Have you ever heard the term date yourself? Yeah, me either, until a few days ago. But then again, maybe I have, because the concept is the same as self-care.
So how do you date yourself?
Why would you even want to date yourself?
It was explained to me by a women, friend and counselor who found herself in the middle of a dysfunctional marriage about twenty-five years ago. She had been in the marriage when the reality of the situation hit her smack in the face.
Funny how reality has a way of getting redefined when we are called upon to make changes we don’t want to make.
She told me she actually filed for a divorce four different times! Her husband kept “changing” and she really didn’t have firm boundaries or a support system in place to assist her in making this difficult decision based on what was best for her, the marriage and ultimately her husband.
The divorce became final after the fourth time she filed and that’s when her date yourself plan was put into place. She was young when she got married that first time. She was young when she divorced, and like many young women who have codependent personally traits, she didn’t know who she really was.
The date yourself plan was a way to find out what she liked, didn’t like and who she was deep down, not who she could become depending on the people she was close to at the time.
She told me she went into a Baskin Robbins ice cream parlor. She asked the employee how much it would cost to taste all 32 flavors…well, make that 31. She really didn’t want to try bubble gum. The girl who was working obliged and they actually had a really good time since the store wasn’t busy.
When the employee asked her why she wanted to try every flavor she responded that she was newly divorced and trying to find out who she was. “I am dating myself”, she explained.
She then decided to go to see a movie all by herself. She even bought some popcorn and a drink! She did that a few times trying to discover what she really liked in a movie.
The last thing on her list was to go to an upscale restaurant by herself. She made a reservation, picked up a favorite magazine and even asked to be seated in the middle of the room instead of the quiet corner the hostess had first led her to.
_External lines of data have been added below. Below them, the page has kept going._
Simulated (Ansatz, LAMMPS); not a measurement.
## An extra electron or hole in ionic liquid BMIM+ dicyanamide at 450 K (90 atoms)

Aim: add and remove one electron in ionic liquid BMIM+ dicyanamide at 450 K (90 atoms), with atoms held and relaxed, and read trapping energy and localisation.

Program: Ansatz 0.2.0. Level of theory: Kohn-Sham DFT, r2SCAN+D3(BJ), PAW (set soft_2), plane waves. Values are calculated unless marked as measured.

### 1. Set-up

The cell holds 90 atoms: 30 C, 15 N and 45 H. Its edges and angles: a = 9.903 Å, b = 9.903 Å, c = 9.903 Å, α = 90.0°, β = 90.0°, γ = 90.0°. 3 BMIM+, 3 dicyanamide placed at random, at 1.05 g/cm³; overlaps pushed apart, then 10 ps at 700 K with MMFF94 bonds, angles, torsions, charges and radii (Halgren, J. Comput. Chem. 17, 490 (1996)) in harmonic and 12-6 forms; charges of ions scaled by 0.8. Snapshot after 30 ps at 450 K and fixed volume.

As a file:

I think her plan to date herself worked out for the best. Many of her friends thought it kind of a strange thing to do, especially when she told them she wasn’t dating (men) for at least a year.
My friend has now been married to a wonderful man for twenty years. She couldn’t be happier, she delights in telling everyone.
Her plan to date herself definitely worked for her.
Would you consider dating yourself? What are some things you would choose to do?